We do need a test case but running a poker bot is clearly an attempt to cheat. The bot is banned by the Ts and Cs and it interferes directly with the betting process/game vs another player.
I completely disagree. A traditional bot does not interfere with the betting process at all, it only follows the rules of the betting process in an automated fashion. If we are talking about poker only, then that would be associated with deception, not interference, since the mechanics of poker assume another player. So that
could be cheating. But even that would require a court case to determine.
"The generality of section 1" - cheating is the offence. Running automated gambling software that is specifically banned from the game in order to try and gain an unfair advantage is almost the very definition of cheating. There is deception, the game rules are broken and the outcome (betting patterns in poker effect the outcome) is altered or rather attempted to be altered. The whole process of the game is altered by the bot, the virtual game fundamentally altered.
I again disagree completely. Your second sentence is loaded with the term "unfair advantage," which assumes something that is unfair. We then need to define "unfair". For something to be unfair, one player must have access to something that other players do not. That still doesn't count as cheating, though. I might have an IQ of 4000 that makes me invincible at Poker. That's certainly unfair. So whether something is unfair or not is immaterial to a determination of cheating.
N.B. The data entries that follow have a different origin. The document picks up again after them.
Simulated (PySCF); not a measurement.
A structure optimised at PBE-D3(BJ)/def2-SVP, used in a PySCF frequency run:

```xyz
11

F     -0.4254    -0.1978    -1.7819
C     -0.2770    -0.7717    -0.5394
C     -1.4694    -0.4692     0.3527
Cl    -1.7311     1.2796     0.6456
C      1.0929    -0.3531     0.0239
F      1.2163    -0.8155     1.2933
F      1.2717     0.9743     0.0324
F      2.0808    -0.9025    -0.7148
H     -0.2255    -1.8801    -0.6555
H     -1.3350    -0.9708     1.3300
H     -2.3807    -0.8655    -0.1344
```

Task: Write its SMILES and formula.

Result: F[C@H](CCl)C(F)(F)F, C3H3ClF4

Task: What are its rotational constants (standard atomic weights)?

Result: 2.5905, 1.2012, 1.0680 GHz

Cheating must be active. As such, it must be a circumvention of game mechanics. The process of the game must be interfered with. That is why
the law specifically mentions this. That does not happen with a bot. That does not happen with false identity. That happens with hacking. We are not talking about hacking. The game rules are thus not broken.
Moreover, if we allow for the utter generality of "cheating" without definition, cheating is then defined as doing anything against the T&C's of a casino. This law would then give casinos unilateral ability to
write laws, which is patently absurd. No court on Earth would accept that line of argument.
Your poker example is problematic.
All behavior affects the outcome of poker. That's what poker is. And the whole point of poker is to alter or attempt to alter the outcome. Unless I can spy on my opponents cards, there is no clear-cut case of cheating here. And again, a bot changes nothing except the behavior of the player. The game is not fundamentally altered.
Similarly collusion in online poker is an offence. It is against the rules, it effects the outcome and is done to achieve an unfair advantage.
Poker collusion rules exist almost exclusively to prevent chip dumping, which is associated with money laundering.
Importantly, all of this has been quite the derail of the thread. The important point is that the player in question did not break the law.